Dr Kevin Blackwell

Information on Church Health, Disciple Making, Ministry Leadership, theology and Spiritual Growth

Does your Church have Authentic Community?

“If then there is any encouragement in Christ, if any consolation of love, if any fellowship with the Spirit, if any affection and mercy, fulfill my joy by thinking the same way, having the same love, sharing the same feelings, focusing on one goal. Do nothing out of rivalry or conceit, but in humility consider others as more important than yourselves. 
Everyone should look out not only for his own interests, but also for the interests of others.” Philippians 2: 1-4

In recent years there has been a growing movement in American culture in which people are seeking spiritual experiences while intentionally disconnecting from the church.  Church involvement is declining while American fascination with spiritualism continues to increase.  The idea is that our spiritual life is individualistic and personal and can best be experienced in solitude and personal reflection.  Many Americans feel no compulsion to gather with other people in order to increase their spiritual connection.  This is a very dangerous path and most who go down this road will eventually find emptiness and faith that is void of substance.

For the Christian, we are designed for two main purposes:  To glorify and know God and to live in community with other believers who are seeking to do the same.

In the New Testament there is no such thing as a Lone Ranger believer.  The NT writers were all strong proponents that believers should exist in community with other believers.  “And let us not neglect our meeting together, as some people do, but encourage one another, especially now that the day of his return is drawing near.” Hebrews 10:25. Though it can, at times, be messy and complicated, we are called to do life together as Christians. In Philippians 2, Paul clearly communicated this truth to the church.  In verses 1-4 he gives us a perfect description of the goals of Christian community.  In verse 1 he speaks of the “fellowship of the Spirit”, which is the mountain top of Christian community. The Greek word is koinōnia which speaks of sharing common fellowship with other believers based on the work of the Holy Spirit living in you.  This word represents the highest goal for real, authentic joyous Christian community.  Every church should be marked with this unique experience.  Only the Christian church can provide koinōnia. This kind of fellowship cannot be found in sports bars, community clubs, civic organizations or online chat groups.  We were created to live in fellowship with other believers and no place gives this type of opportunity like a local Christian fellowship.

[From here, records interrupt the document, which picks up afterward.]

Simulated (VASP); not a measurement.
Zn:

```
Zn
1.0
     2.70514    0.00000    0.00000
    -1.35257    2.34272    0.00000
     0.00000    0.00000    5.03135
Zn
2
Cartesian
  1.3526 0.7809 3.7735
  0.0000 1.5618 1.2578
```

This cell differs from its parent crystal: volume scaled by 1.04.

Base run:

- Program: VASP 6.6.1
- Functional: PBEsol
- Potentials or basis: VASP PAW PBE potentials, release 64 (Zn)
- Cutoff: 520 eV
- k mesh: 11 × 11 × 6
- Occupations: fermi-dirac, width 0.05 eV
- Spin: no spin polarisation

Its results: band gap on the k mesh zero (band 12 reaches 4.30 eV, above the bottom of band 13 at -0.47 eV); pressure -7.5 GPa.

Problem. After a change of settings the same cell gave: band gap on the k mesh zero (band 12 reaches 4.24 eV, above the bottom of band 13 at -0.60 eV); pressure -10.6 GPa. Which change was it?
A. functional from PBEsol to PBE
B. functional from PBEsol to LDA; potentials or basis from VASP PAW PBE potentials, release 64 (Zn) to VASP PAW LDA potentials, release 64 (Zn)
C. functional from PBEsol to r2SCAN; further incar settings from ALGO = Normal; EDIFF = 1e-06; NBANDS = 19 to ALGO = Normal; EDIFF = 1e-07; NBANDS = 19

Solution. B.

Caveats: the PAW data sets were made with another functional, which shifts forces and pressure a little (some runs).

Our culture is becoming less social and less personal.

We don’t take the time to get to know our neighbors or chat on the front porch. Americans are so addicted to their smartphones and technology that we have forgotten how beneficial it is to personally communicate with other people.  Our idea of being “social” these days means getting on Facebook and checking everyone’s status.  In studying congregations and church health I have found that the most effective and dynamic churches are the ones who have successfully cultivated faith into community within the life of the congregation. I believe our culture is starving itself through individualism and the absence of authentic community.  Authentic relationships will continue to become a growing desire for Americans.  Authentic community as seen in churches will become more attractive to non-Christians in the coming years as they see a group of people who genuinely care for one another and simply do life together. Believers and unbelievers alike all have the need for authentic community and no place in the world does it better than the local Christian church.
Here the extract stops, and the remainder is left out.